The Sporting News has listed 64 reasons to be excited about the upcoming college basketball season and Kentucky was mentioned or the topic of at least 11 of the reasons.

I could give you 24,000 reasons I am excited, but here are the one’s Kentucky is mentioned in:

49. Kentucky reloading with another stacked recruiting class

As long as John Calipari is in Lexington, expect Kentucky to bring in one of the nation’s best recruiting classes every year. This year’s group includes the potential No. 1 pick in the 2016 draft (Skal Labissiere), a Canadian point guard with star potential (Jamal Murray), and another point guard (Isaiah Briscoe) who could operate effectively alongside Murray and returnee Tyler Ulis. The Wildcats lost seven players to the draft this offseason, including top overall pick Karl-Anthony Towns, but they’re reloading with another crop of elite talent.

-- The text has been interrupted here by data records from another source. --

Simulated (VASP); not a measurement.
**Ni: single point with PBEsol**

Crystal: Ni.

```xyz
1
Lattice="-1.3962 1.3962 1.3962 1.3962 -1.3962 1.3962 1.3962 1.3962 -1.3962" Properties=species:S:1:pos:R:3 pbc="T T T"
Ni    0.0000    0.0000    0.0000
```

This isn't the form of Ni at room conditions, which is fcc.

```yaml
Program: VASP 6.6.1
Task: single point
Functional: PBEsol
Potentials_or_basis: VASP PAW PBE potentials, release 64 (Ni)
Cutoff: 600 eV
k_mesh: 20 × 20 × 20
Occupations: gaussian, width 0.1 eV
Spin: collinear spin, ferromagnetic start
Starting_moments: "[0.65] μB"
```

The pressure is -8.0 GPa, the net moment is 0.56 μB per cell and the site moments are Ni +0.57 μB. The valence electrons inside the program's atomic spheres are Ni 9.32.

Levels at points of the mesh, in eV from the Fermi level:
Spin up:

45. The Tip-Off tournament

Reward yourself for surviving six months without college basketball by drowning in it for more than 24 hours beginning at 5:30 p.m. on Nov. 16. The annual Tip-Off Tournament features everything from the marquee matchups in the Champions Classic (Kentucky-Duke and Michigan State-Kansas in Chicago) to the obscure (Nevada at Hawaii at 4 a.m.). But it’s all college hoops, all the time. Come next May, you’ll be dying for Green Bay-East Tennessee State (6 a.m.). Don’t take it for granted.

44. The Champions Classic

Even if you tend to tune out college basketball until football ends, make sure to catch at least part of this event. Because it’s great. During the first week of the regular season, four projected Top 25 teams will square off in a doubleheader. In this year’s installment, Duke will face Kentucky in the first matchup, and then Michigan State will take on Kansas. None of these squads will be in peak form at this point, but the games will offer an early indication of where they stand in the national pecking order.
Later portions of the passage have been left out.